Linux has a lot of flaws and ugliness. I think for OSes of computers in the complexity we have (computers that basically run on secrets and are black boxes) there's no such thing as an elegant solution. You'd pretty much have to start over, which is not gonna happen for many reasons. I semidocumented some bizarre kernel/X intel gpu drivers interaction in this thread that led to me not being able to make custom resolutions with refresh rates that are actually supported by my screen, just inserting an edited EDID to include the refresh rate I wanted (50Hz for PAL content, so nothing wild by any means, 48 and 60 Hz also worked fine) could solve it. Then I had to edit a source file in the kernel to not spam me to death with a message about that EDID. Nothing about this is elegant. The other week the AMDGPU drivers broke in regards of hibernation yet again. (It feels like this happens about every other minor kernel release, you might notice this less with your distro, but you run into such things sometimes when you download and compile the latest and greatest directly from kernel.org) Linux certianly has it's warts and ugliness. What still would always make me stick with Linux is that the problems here actually are understandable and you get a fighting chance because things don't get hidden behind proprietary binaries and a cryptic blue screen error code that is absolutely useless for anything except finding useless threads on a microsoft tech support forum via google. It is true that you often don't get direct help from other Linux users (I personally never even bothered asking) but you really think Pajeet wants to (can even) help you when your computer ocassionally bluescreens? You think Apple gives a fuck when your Macbook gets stuck? And the bizarre workarounds the people in these forums sometimes come up with just to make their OS work for them! If they would invest half of that energy to get into Linux Userland, they would have no trouble at all using Linux and would also have a good fighting chance when problems invariably arise, when they just put the same energy into it. I also call them bizarre workarounds as they often come from a place of complete lack of information. (not as in uniformed users, but as in the OS of the computer leaves them completely in the dark as of how it works)

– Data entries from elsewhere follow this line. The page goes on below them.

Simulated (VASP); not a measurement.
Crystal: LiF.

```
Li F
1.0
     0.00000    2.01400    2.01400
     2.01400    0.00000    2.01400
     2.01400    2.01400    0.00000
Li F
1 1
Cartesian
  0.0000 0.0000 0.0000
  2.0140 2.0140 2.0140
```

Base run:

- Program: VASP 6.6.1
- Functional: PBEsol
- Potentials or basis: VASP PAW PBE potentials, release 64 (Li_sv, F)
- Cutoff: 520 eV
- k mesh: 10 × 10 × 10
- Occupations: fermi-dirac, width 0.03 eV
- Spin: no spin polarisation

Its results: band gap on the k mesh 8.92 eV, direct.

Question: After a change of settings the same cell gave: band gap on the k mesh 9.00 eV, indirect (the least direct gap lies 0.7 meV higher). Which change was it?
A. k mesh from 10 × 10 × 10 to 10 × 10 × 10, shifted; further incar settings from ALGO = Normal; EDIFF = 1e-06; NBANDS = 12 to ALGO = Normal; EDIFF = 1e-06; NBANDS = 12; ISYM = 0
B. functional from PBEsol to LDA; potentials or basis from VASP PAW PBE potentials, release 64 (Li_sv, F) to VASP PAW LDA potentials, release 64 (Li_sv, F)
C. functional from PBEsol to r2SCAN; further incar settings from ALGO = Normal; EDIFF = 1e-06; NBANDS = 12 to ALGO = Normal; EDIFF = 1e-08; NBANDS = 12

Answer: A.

That's also why I rally against anything that promises to make computing simple in some way. It's inheriently untrue because the computers we use aren't simple. They're complex machines with tons of legacy, cruft and silicon- and firmware-level bugs crammed into them, so are all the major OSes. You literally do not know all of what your computer is doing right now. Nothing involved with them can be simple, by definition. You can hide the complexity by abstraction, that does not mean it magically disappears though. So when the illusion of simplicity falters and the mask comes off, so to speak, I prefer a fighting chance. I also, really, really don't like to be told how I have to use my computer.
I actually yearn for a more seamless OS experience, simpler computers that are well documented and graspable and programs that do their one thing well. Modern computing platforms certainly aren't it, and Linux is not quite it but the closest I can realistically get while still using a modern computer.
Making computing worse for all by runining the competition, brought to you by Bill Gates, the philanthropist. It was funny seeing him squirm when his buddy Epstein got suicided. Dude probably belongs in prison.